At the University of Hyderabad, protests by students demanding justice for Rohith Vemula – the Dalit PhD student who committed suicide in January 2016 after being suspended from the hostel and allegedly facing caste discrimination – may have died down, but the anger remains. And it was given a fresh outlet earlier this week when the government decided to present an award to Vice-Chancellor Apparao Podile, whom the students hold responsible for the scholar’s death.

On January 3, Prime Minister Narendra Modi presented Podile with the Millennium Plaque of Honour at the Indian Science Congress in Tirupati in Andhra Pradesh. This has incensed students and a section of academics.

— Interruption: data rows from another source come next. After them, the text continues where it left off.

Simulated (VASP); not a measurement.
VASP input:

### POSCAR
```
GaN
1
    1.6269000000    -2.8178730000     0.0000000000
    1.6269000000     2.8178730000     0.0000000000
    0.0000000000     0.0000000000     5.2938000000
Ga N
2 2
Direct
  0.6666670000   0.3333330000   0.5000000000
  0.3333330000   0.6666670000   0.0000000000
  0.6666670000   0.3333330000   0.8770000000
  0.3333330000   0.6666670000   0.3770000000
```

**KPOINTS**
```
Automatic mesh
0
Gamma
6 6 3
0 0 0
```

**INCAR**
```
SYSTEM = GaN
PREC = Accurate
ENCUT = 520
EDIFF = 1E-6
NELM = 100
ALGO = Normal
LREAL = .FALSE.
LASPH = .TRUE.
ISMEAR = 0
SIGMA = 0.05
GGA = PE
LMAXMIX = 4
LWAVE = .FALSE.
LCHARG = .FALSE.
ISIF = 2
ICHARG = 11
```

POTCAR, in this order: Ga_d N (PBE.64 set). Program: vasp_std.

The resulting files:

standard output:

Sannaki Munna, who is pursuing a PhD in social science at the university and was part of the protests demanding justice for Vemula last year, called the award to Podile an insult to the student community. “Last year, at another convocation, Modi said ‘Bharat Mata ne beta khoya’,” the 26-year-old recalled. “This time, he is giving an award to the one who killed her son. Giving an award to him [Podile] is like insulting Bharat Mata.”

Munna questioned why the vice-chancellor had not been arrested when the chain of events pointed to his partisan stand against the suspended students being the cause of Vemula’s suicide. “We have not forgotten Rohith Vemula’s sacrifice and how it happened,” he said. “Also, we have not forgotten how the Modi government neglected this issue by not putting the blame on [Podile]. The fact is, everybody knows what happened – so many intellectuals reacted and many universities wrote letters. They [Centre] are trying to suppress this atrocity by not arresting Apparao.”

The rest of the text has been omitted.